In this case both the state department and state officials are named defendants. The Eleventh Amendment bars a suit against state officials when the state is the real, substantial party in interest. If the relief sought, whether damages or injunction, would operate against the state, the suit is barred.
The exception to this rule is set forth in Ex Parte Young 209 U.S. 123, 52 L. Ed. 714, 28 S. Ct. 441 (1908), that when the suit against the state office challenges the constitutionality of his action under the Federal Constitution because he acted pursuant to an alleged unconstitutional state statute, the Eleventh Amendment does not bar the federal court from granting prospective relief.
However, this exception does not apply when a plaintiff alleges, under a claim of pendant jurisdiction that a state official has violated state law. An error of law by state officers acting in their official capacities will not suffice to override the sovereign immunity of the state. Larson v. Domestic & Foreign Commerce Corp., 337 U.S. 682, 93 L. Ed. 1628, 69 S. Ct. 1457 (1949).
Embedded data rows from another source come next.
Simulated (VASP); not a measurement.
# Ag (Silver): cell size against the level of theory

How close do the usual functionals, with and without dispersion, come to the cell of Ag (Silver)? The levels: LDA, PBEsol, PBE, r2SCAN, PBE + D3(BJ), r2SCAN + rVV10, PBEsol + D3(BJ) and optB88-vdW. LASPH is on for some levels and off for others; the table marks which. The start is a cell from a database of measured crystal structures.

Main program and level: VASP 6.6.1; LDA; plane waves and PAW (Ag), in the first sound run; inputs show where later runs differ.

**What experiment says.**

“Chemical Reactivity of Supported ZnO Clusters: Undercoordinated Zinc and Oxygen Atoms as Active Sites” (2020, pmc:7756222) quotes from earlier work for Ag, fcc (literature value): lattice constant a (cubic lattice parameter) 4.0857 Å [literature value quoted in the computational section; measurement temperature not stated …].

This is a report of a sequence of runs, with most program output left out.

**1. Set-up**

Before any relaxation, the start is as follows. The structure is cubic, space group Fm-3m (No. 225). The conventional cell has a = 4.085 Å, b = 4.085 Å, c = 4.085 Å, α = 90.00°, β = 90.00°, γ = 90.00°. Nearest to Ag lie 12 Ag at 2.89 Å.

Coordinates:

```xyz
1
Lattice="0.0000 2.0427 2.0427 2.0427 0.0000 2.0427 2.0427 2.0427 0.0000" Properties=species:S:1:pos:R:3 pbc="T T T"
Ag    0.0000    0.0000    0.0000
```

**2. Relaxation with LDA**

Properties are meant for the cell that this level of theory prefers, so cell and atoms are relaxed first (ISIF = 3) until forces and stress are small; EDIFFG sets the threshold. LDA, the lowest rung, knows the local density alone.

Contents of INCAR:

With respect to pendent claims, the Pennhurst opinion held that the Eleventh Amendment bar applies to pendent claims as well as federal claims that would otherwise be within the jurisdiction of the court.
In Allegheny County Sanitary Authority v. U.S. Environmental Agency, et al., 732 F.2d 1167 (3d Cir. 1984), where a claim had been made against the Pennsylvania Department of Environmental Resources and some of its officers, under both a federal statute, The Federal Water Pollution Control Act, 33 U.S.C. § 1365(a), and under state environmental law, the district court found no federal cause of action and declined to exercise pendent jurisdiction over the state law claims. The Court of Appeals sustained the dismissal of both the state law and the federal law claims under the Eleventh Amendment bar.
While Edelman v. Jordan, 415 U.S. 651, 39 L. Ed. 2d 662, 94 S. Ct. 1347 (1974) broadened the Young exception by permitting a suit against a state officer which called for only prospective injunctive relief when it was alleged that the state officer was violating federal law, the court in Pennhurst noted that the scope of any such relief would be constrained under the principles of comity and federalism. The court noted that the Young doctrine rests upon the need to promote the vindication of federal rights. "This need to reconcile competing interests is wholly absent, however, when a plaintiff alleges that a state official has violated state law," 52 L.W. at p. 4159.
We find that the action against the state department and the state officials to be barred by the Eleventh Amendment.
Plaintiffs also advance a cause of action under the Federal Civil Rights Acts against the individual state officers. If any such right exists over and apart from the Eleventh Amendment bar, we find it superceded by the comprehensive remedial enforcement scheme embodied in the federal Resource Conservation and Recovery Act (RCRA) 42 U.S.C. § 6901 et seq. and the federal Clean Air Act, 42 U.S.C. § 7401 et seq. The United States Supreme Court has ruled that:
the existence of these express remedies demonstrates not only that Congress intended to foreclose implied private actions but that it intended to supplant any remedy that otherwise would be available under § 1983. Middlesex County Sewage Authority v. National Sea Clammers Association, 453 U.S. 1, 21, 101 S. Ct. 2615, 69 L. Ed. 2d 435 (1981).